He thinks if someone would only let him set up a shack in the back yard, he'd magically be able to afford it. But of course that's absurd - old smallish homes in my neighborhood are going for 500k+. A row house might set one back 750k. A one bedroom apartment costs several hundred k. The exceedingly rare empty land costs more than freemkt has earned in his entire lifetime, and it would require considerable work to make it build-able.
But somehow, if only we'd let him and fifty of his closest deadbeats set up shacks in backyards, it'd magically be affordable to someone who isn't even willing to work a full time minimum wage job.
I had a deal to purchase a house for $40K, zoning got in the way.
You THINK it was zoning that got in the way, but the reality is that you might have been able to buy the house (doubtful, since you have trouble making a meager rent payment currently), but you would not have been able to afford the cost of splitting the lot and all the costs associated with that? Or the upkeep all the years? Or taxes and insurance?
If you had truly been intent on buying a home, you would have evaluated your financial situation, and changed it to fit in homeownership. But in your typical fashion, you have one "perfect" situation in your mind, and when that one thing fails to work out, you quit.
Certain posters on the Economics forums attempt to perpetuate the myth that Millenials are all over-educated, under-employed slackers still living at home or with a gaggle of roomies because they're weighed down with college loans and low wages. The reality, of course, is much different because the older millenials (who are only hitting their mid thirties) are doing what young adults in their late twenties and early/mid thirties have always done: moving up in their careers, buying homes, starting families.

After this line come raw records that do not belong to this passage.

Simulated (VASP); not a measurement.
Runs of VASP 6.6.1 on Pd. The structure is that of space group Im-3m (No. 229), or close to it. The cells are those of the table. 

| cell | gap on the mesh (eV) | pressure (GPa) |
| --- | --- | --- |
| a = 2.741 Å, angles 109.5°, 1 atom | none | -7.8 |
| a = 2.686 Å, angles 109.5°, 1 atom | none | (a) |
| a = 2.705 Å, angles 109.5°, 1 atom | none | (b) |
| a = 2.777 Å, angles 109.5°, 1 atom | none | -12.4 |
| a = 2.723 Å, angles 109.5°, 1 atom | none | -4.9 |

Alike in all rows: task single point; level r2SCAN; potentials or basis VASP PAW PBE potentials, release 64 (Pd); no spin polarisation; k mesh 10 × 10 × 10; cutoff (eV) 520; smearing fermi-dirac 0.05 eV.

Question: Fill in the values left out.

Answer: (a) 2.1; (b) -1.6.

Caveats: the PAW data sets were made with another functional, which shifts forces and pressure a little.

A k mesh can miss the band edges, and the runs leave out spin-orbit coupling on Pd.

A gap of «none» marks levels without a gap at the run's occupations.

very true - i would add though that for this generation (i'm 33), many of us are doing it a couple of years later mostly because more of us need to go to college (more jobs require it now even if what you study has nothing to do with what you do), and many more do graduate programs.
The thing about mainframes is their coding has declined since about 1980, but programmers don't lose their coding skills, so the supply of mainframe coders has been ample for over 30 years.
I graduated in the Rust Belt at the bottom of the Carter recession. Only STEM majors were regionally in demand at the time.
Why didn't you try to adapt your skills? Sure, it may have taken 3 years to get a decent job, but better 3 than your entire life.